In the same email that brought the news of event cancellation, Ian Milligan also mentioned the possibility of organizing the event online through Zoom and Slack. Within a few weeks, the Archived Unleashed team modeled the online datathon and provided us the new schedule. Samantha Fritz wrote a detailed report on how the team moved this event online. I appreciate the efforts of Samantha Fritz, who throughout this transition, stayed connected with us participants, and answered all of our doubts regarding the event and the canceled travel expenses.
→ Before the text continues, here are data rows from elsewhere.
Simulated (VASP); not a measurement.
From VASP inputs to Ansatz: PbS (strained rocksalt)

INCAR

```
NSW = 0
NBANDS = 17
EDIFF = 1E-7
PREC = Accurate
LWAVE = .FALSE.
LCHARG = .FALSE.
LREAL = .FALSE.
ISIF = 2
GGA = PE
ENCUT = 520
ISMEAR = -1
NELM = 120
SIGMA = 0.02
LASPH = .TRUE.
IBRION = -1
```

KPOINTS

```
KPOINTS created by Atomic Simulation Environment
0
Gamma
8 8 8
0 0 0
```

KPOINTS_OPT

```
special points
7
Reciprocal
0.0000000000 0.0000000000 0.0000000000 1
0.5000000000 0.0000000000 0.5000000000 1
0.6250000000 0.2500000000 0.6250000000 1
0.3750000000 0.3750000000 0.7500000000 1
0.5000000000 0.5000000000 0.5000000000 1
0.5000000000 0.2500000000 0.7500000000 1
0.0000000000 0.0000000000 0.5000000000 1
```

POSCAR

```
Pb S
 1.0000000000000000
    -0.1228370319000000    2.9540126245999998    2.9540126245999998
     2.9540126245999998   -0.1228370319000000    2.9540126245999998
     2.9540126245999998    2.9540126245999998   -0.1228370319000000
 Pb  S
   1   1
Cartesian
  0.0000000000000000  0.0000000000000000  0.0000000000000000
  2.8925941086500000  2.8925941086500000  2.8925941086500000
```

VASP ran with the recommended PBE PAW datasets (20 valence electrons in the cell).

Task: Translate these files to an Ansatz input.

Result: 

The online datathon was modeled to be flexible, the mantra was “to go with the flow”. It was considerate towards difficulties in working from home. The datathon was joined by seven organizers and 13 researchers from different backgrounds. Over the years, the members of the Web Science and Digital Libraries research group (WS-DL) at Old Dominion University (ODU) have participated in several of the Archived Unleashed datathons (Vancouver 2018Toronto 2018, London 2017, San Francisco 2017, Toronto-II 2016Toronto-I 2016). This year, I (Kritika Garg) had the honor to represent the WSDL research group.

Day 1 (March 26, 2020)

The day started with my phone buzzing with the datathon reminder. I got ready to attend the first Zoom meeting of the day. Ian Milligan started the datathon by giving an introductory presentation. He introduced the organizing team and briefly described the datathon’s objective, the importance of web archives, and WARC files. We were informed that we will be using Google Collab Notebooks and Compute Canada VMs for computation. We also got an overview of the Archive Unleashed Project where they have been developing tools like Archive Unleashed Toolkit and Archive Unleashed Cloud to make it easier for users to access and analyze web archive collections. At the end of the introductory presentation, participants introduced themselves and talked about what they find interesting about web archives.
Afterward, Samantha Fritz and Alexander Thurman introduced the Ivy Plus datasets and Columbia University datasets (https://github.com/archivesunleashed/notebooks/tree/master/datathon-nyc#datasets). We got to work with the derivatives of these web archive collections thanks to Nick Ruest who made them easily accessible through Dataverse and Zenodo. Nick Ruest gave us the demo on how to set up Google Collab Notebooks. They provided us with two Archived Unleashed Notebook samples: PySpark notebook and text analysis notebook.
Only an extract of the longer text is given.